Happy Easter – He is risen, alleluia!
Jesus Christ is indeed risen. The joy is abundant, and rightfully so – Christ has conquered death for us. If He had not, Satan would still have bodily death to lord over us, keeping us eternally separated from our Creator. Alas, Jesus’ passion, death and Resurrection was always the plan, enacted by God to redeem us after the fall of our first parents. Without His death and Resurrection, the eternal peace, joy and love awaiting us in Christ’s kingdom would not be attainable. As painful and sorrowful as the passion and death are, the Resurrection makes it all worth it. What a beautiful thing. What a humble, loving Father we have. Just as Jesus promised the good thief, Dismas, on His right at the crucifixion, we can now choose to love and be with Christ in paradise for eternity.

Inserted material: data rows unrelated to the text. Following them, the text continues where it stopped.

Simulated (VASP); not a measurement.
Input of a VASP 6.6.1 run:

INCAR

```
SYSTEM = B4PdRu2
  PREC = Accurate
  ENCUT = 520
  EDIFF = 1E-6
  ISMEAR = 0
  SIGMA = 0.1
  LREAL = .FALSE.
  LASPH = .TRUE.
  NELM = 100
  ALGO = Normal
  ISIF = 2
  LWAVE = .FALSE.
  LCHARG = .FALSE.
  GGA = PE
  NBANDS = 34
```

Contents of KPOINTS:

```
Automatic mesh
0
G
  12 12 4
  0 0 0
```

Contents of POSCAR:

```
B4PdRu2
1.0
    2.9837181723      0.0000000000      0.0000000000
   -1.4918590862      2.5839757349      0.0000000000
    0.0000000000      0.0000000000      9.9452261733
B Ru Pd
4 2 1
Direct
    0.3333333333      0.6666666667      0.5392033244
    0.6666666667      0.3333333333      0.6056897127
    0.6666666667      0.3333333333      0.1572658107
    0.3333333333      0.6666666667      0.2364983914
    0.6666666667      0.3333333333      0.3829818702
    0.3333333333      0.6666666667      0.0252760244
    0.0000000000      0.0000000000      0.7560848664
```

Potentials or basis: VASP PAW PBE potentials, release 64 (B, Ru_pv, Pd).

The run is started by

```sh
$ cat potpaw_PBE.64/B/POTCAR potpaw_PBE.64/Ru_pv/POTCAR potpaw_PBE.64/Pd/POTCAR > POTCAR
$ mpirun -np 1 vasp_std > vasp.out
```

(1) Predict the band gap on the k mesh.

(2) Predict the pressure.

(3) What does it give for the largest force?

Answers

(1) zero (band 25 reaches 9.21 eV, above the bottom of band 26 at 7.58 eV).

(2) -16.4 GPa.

The Resurrection of Christ, Easter Sunday, is not so much a finish line for us today as it is a hope of what’s to come. The Resurrection points to a reality so glorious that we can never actually achieve it in its fullness on this earth. The fullness of the Resurrection is realized when we finally come face-to-face with our Creator in His kingdom.
And while the Resurrection at its peak points to eternity, it also points to little moments in our life that are very much attainable on this earth: moments when I realize I am no longer bound. No longer bound by my addiction, by lies and core beliefs I’ve lived by for so long, by the pain and hurt of broken pasts and relationships. It points to those moments I realize I’ve been set free by Christ.
And every little moment is a glimpse into the fullness of the Resurrection. Nothing – no addiction, vice, illness, or wound – is more powerful than Christ. Even death itself Christ can overcome. What great hope.
And while I am – as we all are – invited to partake in the joy of eternal life gifted to us through His Resurrection, I am also invited to partake in that which must precede the Resurrection: death. And like the ultimate Resurrection, these little moments of freedom require a kind of death. The path to eternity begins with death here on earth.
When Mary Magdalene first encounters Jesus after the Resurrection, she mistakes Him for the gardener (John 20:11-18). During the Lenten season I had the opportunity to journey through the book, Through the Desert, with a group of wonderful, faith-filled women at St. Isidore. Each chapter was filled with garden imagery designed to analogize this cycle of death to self and resurrection in Christ, from seeds to flowers.
As the divine gardener, Christ plants seeds in everyone one of us. How we respond to those seeds is our choice. We can refuse to water them; we can push them into the darkness and cover them up so they wither and never produce fruit. Or we can be open and allow the Lord to nourish them.
During a chapter of this book I was reminded that in order for a seed to bear fruit, its outer shell must first crack open. The water and warmth of the sunlight create ideal conditions for the hard exterior of a seed to be softened and for its true self – what it was destined to be – to break through.
Quite simply, the seed must experience a death of its old self to achieve that which it was created to be: fruit to nourish us, a flower to beautify our world, a tree to provide oxygen and shade.
Nature is full of these moments when death is transformed into new creation.
And you’re invited to experience these moments of transformation. You’re invited to experience a glimpse of the joy found in the ultimate resurrection every day.
If your moment or transformation from seed to flower seems far off and the joy of the Easter season feels unattainable, it might be time to ask: have I let the divine gardener nourish the seed within me?
Know that we are praying for each and every one of you. Please pray for us.